The US Dollar has remained the default trading currency for oil and most other products while the Chinese yuan had little to do with the purchase of the world’s most traded commodity. Right about now, China Seeks Yuan Dominance In Commodities Pricing. What integrated factors qualifies the Yuan for this significant evolution? Let us see!
5 April, ADS Securities – A report issued by the strategic studies department in ADS securities points towards China’s significant evolution by moving forward to price commodities with the Yuan, in which case will strengthen its global position, not only as the world’s largest manufacturer and economy but also in controlling the pricing process in Chinese currency due to a number of integrated factors mentioned below.
China Seeks Yuan Dominance In Commodities Pricing
For starters, China took its first strategic pace on Monday, March the 26th, where it priced the shanghai oil exchange with the Yuan and 14.5 million barrels were traded on just the first day, accounting for 5% of the world’s oil trade. The US occupies 72% and London with 23%, yet yesterday this figure rose in China with more than 25 million barrels traded to reach the global share of only 8% in the first week.
The report sheds light on how China’s move will pave the way to price other raw materials and commodities, topped by gold as it holds the world’s 5th largest reserve of gold in the world by up to 1800 tons, which rose by 300% compared to 2008.
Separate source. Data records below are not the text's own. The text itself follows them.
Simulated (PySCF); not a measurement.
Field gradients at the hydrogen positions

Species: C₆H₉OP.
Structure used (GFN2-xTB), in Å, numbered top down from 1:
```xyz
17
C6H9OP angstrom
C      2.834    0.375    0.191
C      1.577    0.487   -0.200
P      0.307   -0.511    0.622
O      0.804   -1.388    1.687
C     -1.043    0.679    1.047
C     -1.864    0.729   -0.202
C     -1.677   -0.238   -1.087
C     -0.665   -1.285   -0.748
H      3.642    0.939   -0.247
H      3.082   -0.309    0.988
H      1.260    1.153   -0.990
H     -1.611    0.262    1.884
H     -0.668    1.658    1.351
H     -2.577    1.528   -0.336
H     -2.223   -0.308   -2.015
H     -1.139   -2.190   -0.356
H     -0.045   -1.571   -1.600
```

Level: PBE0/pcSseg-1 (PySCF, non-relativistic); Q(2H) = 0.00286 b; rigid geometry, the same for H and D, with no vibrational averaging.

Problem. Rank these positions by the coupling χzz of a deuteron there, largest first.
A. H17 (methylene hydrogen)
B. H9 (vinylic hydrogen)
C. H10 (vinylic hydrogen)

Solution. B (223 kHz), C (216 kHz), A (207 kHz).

In addition to gold, China dominates a very high consumption of raw materials, accounting for 50% of global consumption of steel, 47% of aluminum, 50% of coal, 27% of gold and 14% for oil. Which allows it to control the pricing process.
Besides China dominates around 40% of mines in Africa, 18% in Australia, 30 % in Asia and 9 % in the US. China is also the largest consumer of agricultural materials managing to control 2.5 million hectares of farmland in the world enough to make it the largest acquirer of agriculture producing land in the world. Followed by the US and Europe.
The strength of the Chinese Yuan
If all final steps were accomplished and China was able to price commodities with the Yuan, the Yuan will most definitely surge to be a reserve currency versus the USD. Even in a world where the dollar dominates 75% of the world’s cash flow and 10% for the Yuan, with such indications show that the Yuan’s value is likely to take up 30% instead of 10% in the world’s cash flow.
In a simple review of the shift in China in 1980, the annual income per capita in the US was $12,500, 42 times more than the Chinese citizen being only $302 but today the difference is only presented by a double.
The report also pointed out that the ADS strategic department was the first to highlight the importance of the development of the Chinese economy as a key driver of the global economy since October 2013, noting the significance of the Chinese currency as a reserve and savings note, that will take a leading position amongst the main basket of currencies after the USD and the Euro.
Yuan – One of the most central saving currencies
In a study conducted by the strategic department, signifying the strength of the Yuan, the study points out the Chinese currency is the only one to overtake the worlds currencies against the USD, as most of these currencies fell by 30 to 40% such as the sterling while the Yuan lost only 12% of its value VS the dollar.
Moreover, the report suggests that the Chinese Yuan has strengthened its role as a savings currency since 2013, in fact, today, its seen as one of the most central saving currencies where its savings rate increased by more than 60% since 2013, as a result of China’s strategic position and its pivotal roles in the global economy by having clearing and settlement centers with the Yuan in all major financial centers in the world today.
The Chinese economy is Stable – Grew by 6.9%
Lastly, China’s economy is at the center of the global economic stability. Given China’s growing role in international trade and financial systems. By being the most active and growing among all the world’s economies, although growth rates fell below 7% but still three times higher than in the rest of the world.
Statistically, the Chinese economy grew 6.9% better than expectations of 6.6% and the industrial production rose up to 7.5% the highest since 2015. And exports rose by 11.3 % exceeding the forecast of 8.9% raising the trade surplus to 45 billion dollars.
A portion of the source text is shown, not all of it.